Skip to content

Runner

speechline.run.Runner dataclass

Runner()

Source code in speechline/run.py
class Runner:
    @staticmethod
    def parse_args(args: List[str]) -> argparse.Namespace:
        """
        Utility argument parser function for SpeechLine.

        Args:
            args (List[str]):
                List of arguments.

        Returns:
            argparse.Namespace:
                Objects with arguments values as attributes.
        """
        parser = argparse.ArgumentParser(
            prog="python speechline/run.py",
            description="Perform end-to-end speech labeling pipeline.",
        )

        parser.add_argument(
            "-i",
            "--input_dir",
            type=str,
            required=True,
            help="Directory of input audios.",
        )
        parser.add_argument(
            "-o",
            "--output_dir",
            type=str,
            required=True,
            help="Directory to save pipeline results.",
        )
        parser.add_argument(
            "-c",
            "--config",
            type=str,
            default="examples/config.json",
            help="SpeechLine configuration file.",
        )
        return parser.parse_args(args)

    @staticmethod
    def run(config: Config, input_dir: str, output_dir: str) -> None:
        """
        Runs end-to-end SpeechLine pipeline.

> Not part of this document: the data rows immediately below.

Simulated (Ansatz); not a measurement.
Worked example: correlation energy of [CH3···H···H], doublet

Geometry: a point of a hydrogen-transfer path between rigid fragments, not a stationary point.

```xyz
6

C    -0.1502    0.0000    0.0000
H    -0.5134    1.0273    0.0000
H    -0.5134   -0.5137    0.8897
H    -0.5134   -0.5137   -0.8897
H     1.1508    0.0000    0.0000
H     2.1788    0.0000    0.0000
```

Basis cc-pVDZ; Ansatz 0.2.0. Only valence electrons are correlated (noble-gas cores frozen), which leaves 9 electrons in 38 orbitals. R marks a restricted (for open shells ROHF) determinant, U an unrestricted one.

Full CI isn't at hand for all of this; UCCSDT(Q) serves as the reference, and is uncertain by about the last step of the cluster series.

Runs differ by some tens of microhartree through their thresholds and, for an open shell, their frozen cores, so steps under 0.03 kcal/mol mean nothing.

        ### Pipeline Overview
        - Classifies for children's speech audio (optional).
        - Transcribes audio.
        - Segments audio into chunks based on silences.

        Args:
            config (Config):
                SpeechLine Config object.
            input_dir (str):
                Path to input directory.
            output_dir (str):
                Path to output directory.
        """
        logger.info("Preparing DataFrame..")
        df = prepare_dataframe(input_dir, audio_extension="wav")

        if config.filter_empty_transcript:
            df = df[df["ground_truth"] != ""]

        if config.do_classify:
            # load classifier model
            classifier = Wav2Vec2Classifier(
                config.classifier.model,
                max_duration_s=config.classifier.max_duration_s,
            )

            # perform audio classification
            dataset = format_audio_dataset(df, sampling_rate=classifier.sampling_rate)
            df["category"] = classifier.predict(dataset)

            # filter audio by category
            df = df[df["category"] == "child"]

        # load transcriber model
        if config.transcriber.type == "wav2vec2":
            transcriber = Wav2Vec2Transcriber(config.transcriber.model)
        elif config.transcriber.type == "whisper":
            transcriber = WhisperTranscriber(config.transcriber.model)

        # perform audio transcription
        dataset = format_audio_dataset(df, sampling_rate=transcriber.sampling_rate)

        output_offsets = transcriber.predict(
            dataset,
            chunk_length_s=config.transcriber.chunk_length_s,
            output_offsets=True,
            return_timestamps=config.transcriber.return_timestamps,
            keep_whitespace=config.segmenter.keep_whitespace,
        )

        # segment audios based on offsets
        if config.segmenter.type == "silence":
            segmenter = SilenceSegmenter()
        elif config.segmenter.type == "word_overlap":
            segmenter = WordOverlapSegmenter()
        elif config.segmenter.type == "phoneme_overlap":
            lexicon = Lexicon()
            if config.segmenter.lexicon_path:
                with open(config.segmenter.lexicon_path) as json_file:
                    lex = json.load(json_file)
                # merge dict with lexicon
                for k, v in lex.items():
                    lexicon[k] = lexicon[k].union(set(v)) if k in lexicon else set(v)
            segmenter = PhonemeOverlapSegmenter(lexicon)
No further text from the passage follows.